About
A voyage through jai Zharotia's paintings reveal a continuous flow of twin images; a male head in a silhouette and vase like vegetative visage, a paper boat with a feminine face for a mast and a distorted puppet horse, a chequered dress with the moon hidden in its drapery and a flower like on a stem. There is a suggestion of duality in all of Jai Zharotia's latest works.
This duality is all pervasive… it operates between the visible and the invisible, the apparent and the elusive, the conscious and unconscious. Yet, this apparent division in his works is not static, it is in a constant state of dialogue within its creative space on the one hand and with the viewer on the other. The communication is possible because Zharotia's creative process is not limited by the restraints of logic and reason. His vision is not to paint only what can be explained and understood but to also delve into the mysterious world, beyond the logical.
The element of mystery evident in his latest collection has been a continuous presence in his body of work over a period of time. This mystery surrounds not just the great metaphysical questions of existence, it is closer to the artist's personal history too. All through his life, forces beyond him compelled him to take steps which brought unanticipated changes in his life. This roll of coincidence I fate in his life convinced Zharotia that an artist's visual vocabulary has to take into account the world beyond the conscious. Thus, the duality between the experienced and the imagined becomes the crux of the artist's conceptualisation. The interaction between the two states of being leads to a series of images that come from the material world but get transformed into the metaphysical when they communicate with each other.
According to the Upnishads, a thought once created never dies. It floats in space, an omnipresent free object. When this thought connects with an appropriate action, a wish is fulfilled. It is this wish fulfilling-fantasy that is reflected in Jai Zharotia's work where an animal can talk to a flower, paper boat to a vase, a man to the moon. Not only talk but also acquire each others, attributes and forms.
At the heart of Zharotia's art is a freedom of spirit, a roohani azzaadi, that allows the artist's soul to innovate, experiment and evolve a visual vocabulary quite his own. This can be seen not only in the forms he has devised but also in his technique. His mixed media paintings on paper combine tempera and pencils with watercolours for a transparent wash.
The paintings are marked by a backdrop of almost surreal tones of two colours, with thin shadows of leaves and flowers reflected on highly textured surface. The play of light and shadow in his creations, like the subject of his works, is not confined to physical laws of light, it is playful and imaginative.
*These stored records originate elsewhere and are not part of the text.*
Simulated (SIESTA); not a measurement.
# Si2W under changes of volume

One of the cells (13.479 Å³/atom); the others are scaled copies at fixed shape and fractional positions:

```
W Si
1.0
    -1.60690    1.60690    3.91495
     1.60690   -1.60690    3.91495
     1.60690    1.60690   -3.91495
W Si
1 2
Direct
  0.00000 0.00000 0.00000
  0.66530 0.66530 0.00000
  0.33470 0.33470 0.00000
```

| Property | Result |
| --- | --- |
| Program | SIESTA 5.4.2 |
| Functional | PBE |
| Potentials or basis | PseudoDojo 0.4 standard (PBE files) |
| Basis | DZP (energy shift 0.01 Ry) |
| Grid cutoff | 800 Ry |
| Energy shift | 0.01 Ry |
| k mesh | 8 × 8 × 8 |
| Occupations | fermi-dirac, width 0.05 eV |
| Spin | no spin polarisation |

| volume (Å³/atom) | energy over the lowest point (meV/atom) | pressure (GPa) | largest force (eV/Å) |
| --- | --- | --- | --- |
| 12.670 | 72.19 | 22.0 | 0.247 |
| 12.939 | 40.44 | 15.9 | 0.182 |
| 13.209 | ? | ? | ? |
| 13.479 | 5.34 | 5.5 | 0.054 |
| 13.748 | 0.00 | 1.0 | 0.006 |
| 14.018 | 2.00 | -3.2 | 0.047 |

Imposed on this grainy background are two principal forms; animate/inanimate and anthropomorphic. The horse which seems to be liet motif in most of Zharotia's paintings, work as a metaphor for man's search for truth, for answers to eternal questions raised by nature's mysteries. Flowers and leaves don't just symbolise fertility, they rather reflect wisdom emanating from humankind. There is a strong undercurrent of play of passion and desire, partially concealed, that brings in a confrontational aspect to the duality such as Maneka's seduction of Vishwamitra.
The interplay of two elements is never stark either conceptually or visually in his paintings. The otherwise simple compositions are interspersed with symbols that relieve the loneliness of principal objects on one hand and add another dimension to the bond formed between the twin forces on the canvas on the other.
Jai Zharotia's latest exhibition of mixed media works is a mirror of the artist himself, seemingly simple and direct and yet working at multiple levels. Not content to work with a traditional code of symbols and meanings, he is subverting them to invent a visual vocabulary based on philosophy, experience and imagination. The excavation of his paintings thus, becomes a fantastic journey into the world beyond the perceptible.